Fixed vs. Growth Mindset: Which is Better and Why it Matters?

The view you adopt for yourself profoundly affects the way you lead your life. – Carol S. Dweck

Fixed vs. Growth Mindset: What is it?

Do you have a fixed or growth mindset? Does it even matter? Well, it does according to Carol Dweck who is the author of Mindset: The New Psychology of Success.

Within her best selling book, Carol mentions that we all either have a fixed or growth mindset. The distinction between the two is of course of paramount importance as it influences how you think about the world, think about life, respond to adversity, and how you adapt to changes in your environment.

How we adapt to adversity and to changes within our environment effectively determines how successful we potentially become in any field of endeavor. Moreover, it determines how much of our potential we are able to access to help us accomplish our personal goals and objectives.

We develop our preference for a fixed or growth mindset early in life. During childhood, certain life experiences and the influence of our peers shapes our preference for one mindset over the other. This, of course, doesn’t mean that we cannot change or shift our mindset preference as adults. Change is always very possible but can be difficult for those who have deeply ingrained patterns and beliefs that shape how they think and respond to circumstances.

Awareness is, of course, the first step to change. Becoming aware of how you think and respond to circumstances can be the catalyst that brings about a shift in the way you approach your life.

The purpose of this article is to help raise your awareness of the existence of these two mindsets. Once you become aware of them you can then use this knowledge as a catalyst to make positive changes moving forward. We will specifically break down the fixed and growth mindset and discuss how they differ in terms of beliefs, habits and overall approach to life and circumstances.

Breaking Down the Fixed vs. Growth Mindset

Having a fixed or growth mindset doesn’t necessarily reflect your current level of success or accomplishments. You might, for instance, have a very high level of self-belief and confidence in your own ability. This belief and confidence drives you forward and helps you achieve all your goals and objectives.

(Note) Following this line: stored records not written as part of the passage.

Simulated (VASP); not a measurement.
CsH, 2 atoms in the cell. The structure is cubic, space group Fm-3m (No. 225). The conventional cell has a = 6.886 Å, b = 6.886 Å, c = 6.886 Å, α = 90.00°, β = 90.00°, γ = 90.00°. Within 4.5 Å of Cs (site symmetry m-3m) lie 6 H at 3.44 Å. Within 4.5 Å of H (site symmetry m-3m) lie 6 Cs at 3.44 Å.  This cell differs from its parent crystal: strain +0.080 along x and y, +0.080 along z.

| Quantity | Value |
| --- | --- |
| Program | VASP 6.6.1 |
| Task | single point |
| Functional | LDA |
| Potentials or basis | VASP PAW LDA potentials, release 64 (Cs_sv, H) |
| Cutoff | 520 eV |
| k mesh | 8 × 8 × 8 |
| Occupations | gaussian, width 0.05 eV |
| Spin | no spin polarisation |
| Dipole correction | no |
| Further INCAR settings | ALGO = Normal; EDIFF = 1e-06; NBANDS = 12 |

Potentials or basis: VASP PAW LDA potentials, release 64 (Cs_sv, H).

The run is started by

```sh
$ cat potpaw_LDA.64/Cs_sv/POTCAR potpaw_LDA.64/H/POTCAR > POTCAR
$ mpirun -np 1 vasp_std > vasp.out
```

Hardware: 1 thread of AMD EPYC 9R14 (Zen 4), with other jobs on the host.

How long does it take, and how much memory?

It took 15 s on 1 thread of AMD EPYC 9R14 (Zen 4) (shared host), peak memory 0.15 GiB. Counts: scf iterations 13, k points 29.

This is, of course, all well and good, however, with a fixed mindset, there is a ceiling in place that limits your potential. What that effectively means is that when you reach a certain point where you’ve topped up on your self-belief and self-confidence in a particular situation or scenario, you simply don’t have what it takes to raise yourself above that level. As a result, you just can’t move forward beyond a certain point.

On the other hand, a person with a growth mindset has a very high ceiling. In other words, their potential is essentially limitless and they are therefore able to get the most from themselves in any and every situation they face.

What follows is a discussion of the differences between a person with a fixed and growth mindset. Understanding these differences will help you to identify which type of mindset dominates your thinking style. Then, of course, with awareness, you can start making positive changes to move forward in more optimal and helpful ways.

The Attitude of the Fixed vs. Growth Mindset

A person with a fixed mindset typically approaches life and circumstances in the following way:

I don’t like challenges where mistakes are possible. I will therefore avoid putting myself in these kind of situations.

If I can’t handle a problem, then I’m not going to bother trying because I don’t want to look like a failure.

I’m very much concerned about what people think of me especially when I fail or make a mistake.

I worry about what people think, but I don’t care so much for their feedback and constructive criticism. They can just keep it to themselves.

If someone challenges me, then yeah, I take that offensively and get very defensive about it.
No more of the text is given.